In this age of data democratisation, the demand on data warehouses is constantly evolving. More volumes, more scalability, more velocity, more simplicity are the most common requests in 2021. Among all the existing options, Snowflake stands out by offering a 100% cloud solution. Let's take a look at this popular platform.
Snowflake is a Saas data warehouse platform architected to be cloud-native. It offers seamless scalability across Amazon Web Services, Microsoft Azure and the Google Cloud Platform. It enables data storage, processing, and analytic solutions that are faster, easier to use, and flexible.
With Snowflake, organisations can benefit from the performance of a data warehouse combined with the flexibility of the cloud. This is impossible with any legacy on-premises infrastructure. They are too complex, and their elasticity is limited for storage and compute.
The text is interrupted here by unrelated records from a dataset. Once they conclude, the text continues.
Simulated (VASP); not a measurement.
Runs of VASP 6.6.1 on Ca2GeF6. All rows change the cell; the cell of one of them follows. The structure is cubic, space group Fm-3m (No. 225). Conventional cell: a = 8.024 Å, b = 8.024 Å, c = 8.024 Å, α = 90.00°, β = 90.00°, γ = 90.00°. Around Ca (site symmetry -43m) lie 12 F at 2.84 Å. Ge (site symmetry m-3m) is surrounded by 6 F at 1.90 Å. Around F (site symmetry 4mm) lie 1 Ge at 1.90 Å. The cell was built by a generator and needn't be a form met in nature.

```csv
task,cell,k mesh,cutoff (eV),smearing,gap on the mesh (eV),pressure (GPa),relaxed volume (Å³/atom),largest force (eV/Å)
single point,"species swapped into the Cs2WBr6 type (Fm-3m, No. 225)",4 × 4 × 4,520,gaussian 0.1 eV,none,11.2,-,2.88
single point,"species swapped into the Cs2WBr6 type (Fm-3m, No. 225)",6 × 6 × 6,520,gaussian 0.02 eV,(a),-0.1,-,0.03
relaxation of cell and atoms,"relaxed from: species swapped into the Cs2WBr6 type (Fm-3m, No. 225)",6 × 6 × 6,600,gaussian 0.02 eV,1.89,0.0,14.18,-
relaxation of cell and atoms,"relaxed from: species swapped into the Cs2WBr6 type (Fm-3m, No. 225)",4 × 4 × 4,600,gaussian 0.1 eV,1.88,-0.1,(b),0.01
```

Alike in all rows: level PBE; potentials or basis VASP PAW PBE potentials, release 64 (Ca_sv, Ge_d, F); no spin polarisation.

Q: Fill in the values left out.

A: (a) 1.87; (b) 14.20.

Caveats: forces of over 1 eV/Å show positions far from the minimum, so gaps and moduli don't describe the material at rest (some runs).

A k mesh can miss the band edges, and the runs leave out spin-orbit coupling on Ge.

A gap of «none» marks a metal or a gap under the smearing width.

Being the only data warehouse with an architecture designed for the cloud, Snowflake provides elastic scaling for data analysis workloads. It’s possible to scale the warehouse up and down on-demand, with a pricing model to match.
Snowflake utilises cloud-native storage, such as S3 or Azure Blob Storage, which means that it builds on their performance and scalability capabilities so there’s no risk of hitting an arbitrary storage limit. The compute resources are fully based in the cloud, and these can be scaled both horizontally and vertically, independently of storage. This enables you to achieve the performance you need as the number and the complexity of the queries increases.
Also read: "Why choose Snowflake: the experience of an NZ media company"
While the architecture is different, from an end-user perspective, working with Snowflake is very similar to working with any other database.
Snowflake makes it easy for all its users right along the value chain to access and exploit data using familiar SQL syntax. Data can easily be accessed by reporting tools such as Power BI and Tableau, or pulled into Excel spreadsheets or other analytical tools.
Being fully managed, Snowflake makes the whole data management process much easier. Managing a database cluster and nodes across the platform is simplified.
All the aspects of database management that would usually be taken up by DevOps resources are managed by the platform itself. Ongoing maintenance, management, upgrades, and tuning are handled by Snowflake.
On Snowflake, compute and storage are carried out independently. This is one of the platform’s great asset: users can access the platform simultaneously, processing a number of different queries without ever impacting the warehouse’s performance.
The platform uses a multi-cluster and shared data architecture that is dynamic and scalable. The multiple clusters all access the same underlying data, but they run independently and without contention. This is what enables heavy queries and operations to run simultaneously without issues.
Snowflake offers secure and performant methods for loading data, with any changes taken into account in real-time. It has a role-based permissions model that allows you to control and audit the way that each user interacts with data and resources. All data is encrypted in transit and at rest by default, with secure end-to-end encryption also supported.
So, is Snowflake a revolution in data management? In part, yes! It has never been easier to store, process and analyse data at such scale. And all of this is thanks to the power of BI combined with the elasticity of the cloud. Final proof of this efficiency? According to Snowflake, their clients often make over 600% return on investment within the first quarter of going live.